Day 25 – Sintra

Sintra. Well… it is like stepping off a train and in to a fairy tale, really. Like most of Europe there is Sintra, then there is Old Sintra. We, of course, were interested in Old Sintra. A World Heritage Site whose name means “Mountain of the Moon”, Sintra was made famous by the English poet Lord Byron who referred to it as a “glorious Eden”.

Built on hills and their valleys, there are quite a few castles, palaces and stately homes in Sintra as this used to be the summer home of Portugal’s royalty. From the 8th Century Moorish Castle, to the magical and mysterious Quinta Da Regaleira (a manor house built by a very crazy mind, with caves, tunnels and more) and the Disney-like Pena Palace, there is more to explore in Sintra than we had time for, especially with me hobbling up hill and down hill.

Edu and Simryn tried to squeeze as much in to the day as they could, but we decided to take it easy and make it one of the very first destinations for our next holiday, so we walked from the hotel Pensao Residencial ( to the Liberdade park, where we walked around looking for one of the famous fountains, which we only found, in the end, on our way back, but we had a great walk through the gardens. We found our way very indirectly to the National Palace which had at its origin an Arab palace, but today is a museum where concerts and exhibitions are regularly held.

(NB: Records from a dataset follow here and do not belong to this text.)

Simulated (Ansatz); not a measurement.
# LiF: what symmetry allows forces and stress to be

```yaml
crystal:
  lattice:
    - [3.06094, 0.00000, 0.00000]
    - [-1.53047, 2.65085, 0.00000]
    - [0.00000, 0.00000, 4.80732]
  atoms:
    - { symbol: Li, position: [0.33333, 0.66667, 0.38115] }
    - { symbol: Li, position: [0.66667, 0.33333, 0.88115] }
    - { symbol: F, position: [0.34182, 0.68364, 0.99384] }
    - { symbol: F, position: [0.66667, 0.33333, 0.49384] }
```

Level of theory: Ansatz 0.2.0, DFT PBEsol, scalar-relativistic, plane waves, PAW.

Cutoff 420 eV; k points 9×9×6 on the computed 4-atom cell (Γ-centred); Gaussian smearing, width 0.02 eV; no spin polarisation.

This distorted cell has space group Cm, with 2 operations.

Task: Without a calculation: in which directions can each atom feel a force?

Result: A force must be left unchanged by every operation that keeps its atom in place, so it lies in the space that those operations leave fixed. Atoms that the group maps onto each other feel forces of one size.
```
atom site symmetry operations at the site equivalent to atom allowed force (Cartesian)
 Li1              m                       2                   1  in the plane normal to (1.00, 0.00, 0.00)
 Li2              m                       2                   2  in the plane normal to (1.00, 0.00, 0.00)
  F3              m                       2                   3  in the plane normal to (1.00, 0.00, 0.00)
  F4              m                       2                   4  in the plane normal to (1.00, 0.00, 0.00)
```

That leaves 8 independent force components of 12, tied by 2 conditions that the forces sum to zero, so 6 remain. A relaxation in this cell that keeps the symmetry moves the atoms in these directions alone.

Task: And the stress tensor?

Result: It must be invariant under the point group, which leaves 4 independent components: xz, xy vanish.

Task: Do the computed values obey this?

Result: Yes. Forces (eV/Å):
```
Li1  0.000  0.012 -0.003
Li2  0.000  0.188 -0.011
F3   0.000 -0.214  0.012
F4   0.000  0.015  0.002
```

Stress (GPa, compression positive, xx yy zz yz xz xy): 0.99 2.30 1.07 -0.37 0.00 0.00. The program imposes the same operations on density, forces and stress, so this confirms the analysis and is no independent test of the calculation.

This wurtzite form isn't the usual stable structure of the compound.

We spent some time walking around the shopping area of the ‘Old Town’ admiring the ceramics which are produced on site. We looked at and photographed such structures as the Clock Tower, and St Martin’s church, and then took the 434 bus to Pena Palace. On arrival we decided that we would walk directly up to the palace and then take the scenic route down. With all the stairs I wasn’t really up for going inside with my sore foot. The walk down was fantastic. The palace was started as a monastery in the 1400’s but after it was damaged by lightning in 17 something and then almost destroyed in the Great Lisbon Earthquake of 1755 it lay in ruins until it was built in to an amazing cake frosting looking castle in 1838. The grounds still have two chapels and a herb garden on it, as well as various other weird and wonderful structures, like a Turkish Bath looking fountain, a Water Wheel which would make an awesome wedding chapel, a ‘Valley of Lakes’ which literally is a valley down the mountain with landscaped lakes and duck shelters on two of the lakes that look like mini palaces. We took about an hour and a half to walk the intricate network of paths towards the exit.

In the evening the four of us went for dinner at a wonderful restaurant that had a fantastic Portuguese flair where we ate delicious duck, steak, sea bass and cod, and Simryn and I had absolutely phenomenal deserts of Strawberry, Chocolate and Vanilla Ice cream (Simryn) and I had the best chocolate mouse I’ve ever experienced! Perhaps not the cheapest meal at E95 for the four of us, but certainly in the top three meals of the holiday.

I for one, cannot wait to go back to Sintra to really do it justice.

Day 24 – Spain to Portugal

We woke early this morning, had breakfast and walked outside to see that the beautiful sunshine of yesterday was hidden behind rain clouds. We cancelled our plans for a stroll to Columbus’ castle as the rain began, quickly loaded up the car, went to the toilet and began the journey to our final destination, Sintra.

You might have wondered for a second why I felt it necessary to tell you that we went to the toilet, right? Well, about half an hour away from Benalmadena, having out driven the rain and for no particular reason I suddenly realised that I no longer had my camera with me. We searched the car before turning around and driving back in to the rain to hopefully find it again. By the time we got back, now just on an hour after we left, the roads were flooded under about 20 cm of water, water was gushing like fountains out of cracks in the road, storm drains spurted like cartoon fountains with their lids hovering above the road, and rain pounded the earth with the force of hailstones. Martin and I ran back up to the reception desk, and from the desk to the flat where I recovered my camera (gratefully) and then back to return the key. By the time we got back to the car we were both soaked to the point that we could wring out our clothes and probably fill a litre bottle! It is interesting how things sometimes only become valid in retrospect. This is the same rain we had two days ago, but as yesterday was so beautiful it didn’t seem to matter, but now we feel exceedingly blessed with the weather yesterday!

Fortunately, even though we stayed wet for some time, we did out drive the rain again, and enjoyed a beautifully scenic drive through some really remote parts of Spain for the next few hours. We drove past some stunning villages, as quintessentially Spain as you could imagine, before the invasion by the tourists and a landscape dotted with ancient castles and ruins.

We eventually arrived in Badajos where we left the car and took a coach across the border to Lisbon in Portugal. From there we took a (very very cheap!) train to Sintra but by the time it arrived it was dark. We checked in to our hotel, which we’ve all agreed was the most beautiful of the trip. It is an old villa in the hills of Sintra with 20-odd rooms, large landscaped gardens, a swimming pool and lovely breakfast room. The rooms themselves were spacious, gorgeously decorated and extremely luxurious, and room service is a definite added bonus!